As Display Advertising Spreads, Problem Goes Beyond Yahoo! (YHOO)

October 20, 2008 by Douglas A. McIntyre

Yahoo_logoAlmost every man, woman, and child in America knows that Yahoo! (YHOO) is going to have to cut costs. There has been evidence for sometime that internet display advertising, which has been growing at a remarkable rate for over five years, has begin to slow significantly. A deep recession may even move its annual increase to the single digits next year.

Yahoo!’s house is build on the premise that display advertisng will continue to do well. That foundation is no longer an assurance of success.

According to The Wall Street Journal, Yahoo! may lay-off well over 1,000 poor souls. Investors have thought the company’s expenses have been bloated for a long time. The cuts may get them in line with the real revenue prospects of the company.

Yahoo! is probably not going to be sold to Microsoft (MSFT). It may not even merge with AOL. That means that the board, sitting in with its new member Carl Ichan, has to assume that the portal company is on its own. With its shares down by more than half from their 52-week high someone has to pay for the firm’s bungled plans. In this case, it will be the rank and file.

What is bad for Yahoo! is almost certainly bad for every major media conglomerate with has significant exposure to the internet for its revenue growth. Analysts would argue that Time Warner (TWX), News Corp (NWS, and Viacom (VIA) are the worst off of the bunch. AOL, MySpace, and the online version of MTV could be financially scuttled by a sharp fall-off in online display advertising.

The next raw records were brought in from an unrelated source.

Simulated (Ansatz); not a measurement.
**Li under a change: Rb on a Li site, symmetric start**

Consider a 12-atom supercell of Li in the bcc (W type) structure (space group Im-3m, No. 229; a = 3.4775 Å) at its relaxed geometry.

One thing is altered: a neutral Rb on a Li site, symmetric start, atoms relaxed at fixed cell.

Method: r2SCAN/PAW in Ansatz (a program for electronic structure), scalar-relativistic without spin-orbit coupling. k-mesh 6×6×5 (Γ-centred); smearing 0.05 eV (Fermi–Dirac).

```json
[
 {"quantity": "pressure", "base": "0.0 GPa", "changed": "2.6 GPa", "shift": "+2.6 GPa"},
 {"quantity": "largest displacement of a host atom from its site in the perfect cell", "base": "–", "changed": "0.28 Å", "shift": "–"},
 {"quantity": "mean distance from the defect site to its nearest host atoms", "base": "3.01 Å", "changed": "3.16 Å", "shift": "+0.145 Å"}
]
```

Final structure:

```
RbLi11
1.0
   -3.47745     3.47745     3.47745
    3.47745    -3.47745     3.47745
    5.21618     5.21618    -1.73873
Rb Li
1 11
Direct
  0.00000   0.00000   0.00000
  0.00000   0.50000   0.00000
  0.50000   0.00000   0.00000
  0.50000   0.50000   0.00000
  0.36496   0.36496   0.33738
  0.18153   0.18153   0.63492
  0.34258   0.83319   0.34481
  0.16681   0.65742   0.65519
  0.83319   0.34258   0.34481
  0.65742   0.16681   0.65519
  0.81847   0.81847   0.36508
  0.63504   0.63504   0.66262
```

Almost all of the projections about display ad growth are now proving to be wrong. Some of that is because marketers are turning to search advertising from Google (GOOG) as a more effective way to get customers. But, the other reason was within the control of the media companies themselves. They assumed that a new business, in this case the internet, worked so well that it would have extraordinary growth stretching beyond the horizon. Since that sort of projection rarely turns out to be true, they should not have assumed it at all.